The European Union:Domestic crises and reduced foreign influence

Tewfick Aclimandos
Monday 9 Mar 2020

Regional and international powers like Turkey and Russia are likely to try to exploit the reduced foreign weight of the European Union in order to achieve their aims

Multiple local challenges have cast shadows on the European Union’s foreign policies recently, including:

1- Crises of the democratic model that have increased against the backdrop of the European elites losing their credibility and the crisis of the welfare state in Europe. 

The weight and influence of the traditional political parties in most European countries has diminished, despite their remaining at the forefront of the political scene. Perhaps the most important exception to this rule is the British Conservative Party, which has “reinvented” itself under the leadership of Prime Minister Boris Johnson, and the political parties in Spain. But the populist right’s share of the vote is still rising, even if it is unable to form a majority in most Western European countries. The only exception here is Italy and some Eastern European countries where the populist right has also become a ruling pillar of certain governments.

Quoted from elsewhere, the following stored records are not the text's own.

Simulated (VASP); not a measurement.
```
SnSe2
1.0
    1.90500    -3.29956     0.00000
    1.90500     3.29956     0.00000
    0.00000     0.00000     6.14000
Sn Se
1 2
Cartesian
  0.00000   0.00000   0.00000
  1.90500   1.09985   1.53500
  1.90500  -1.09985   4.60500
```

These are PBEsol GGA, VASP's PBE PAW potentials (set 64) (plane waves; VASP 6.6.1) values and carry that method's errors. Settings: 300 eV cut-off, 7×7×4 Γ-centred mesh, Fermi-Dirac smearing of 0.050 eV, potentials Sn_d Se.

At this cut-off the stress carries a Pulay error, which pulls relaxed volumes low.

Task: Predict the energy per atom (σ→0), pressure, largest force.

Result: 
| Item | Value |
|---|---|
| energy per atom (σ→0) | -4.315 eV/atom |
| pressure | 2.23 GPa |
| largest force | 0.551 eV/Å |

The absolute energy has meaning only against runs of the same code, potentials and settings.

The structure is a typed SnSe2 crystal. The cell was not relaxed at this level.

The rise of the Greens in a number of Western European countries, including France and Germany, has been noticeable, and their popularity has increased among the youth, begging the question of the relationship between the environment and today’s political actors.

Europe is also witnessing polarisation between the regions and the major cities benefiting from globalisation, and this has been prominent in the protests and strikes taking place in France. The vast majority of European cities also now suffer from a high number of homeless people and increasing poverty. Integrating and respecting the culture of Islamic minorities in Europe varies between embracing a multicultural approach and adopting an approach that foregrounds integration into the prevailing culture and attempts to reconcile these minorities into the mainstream.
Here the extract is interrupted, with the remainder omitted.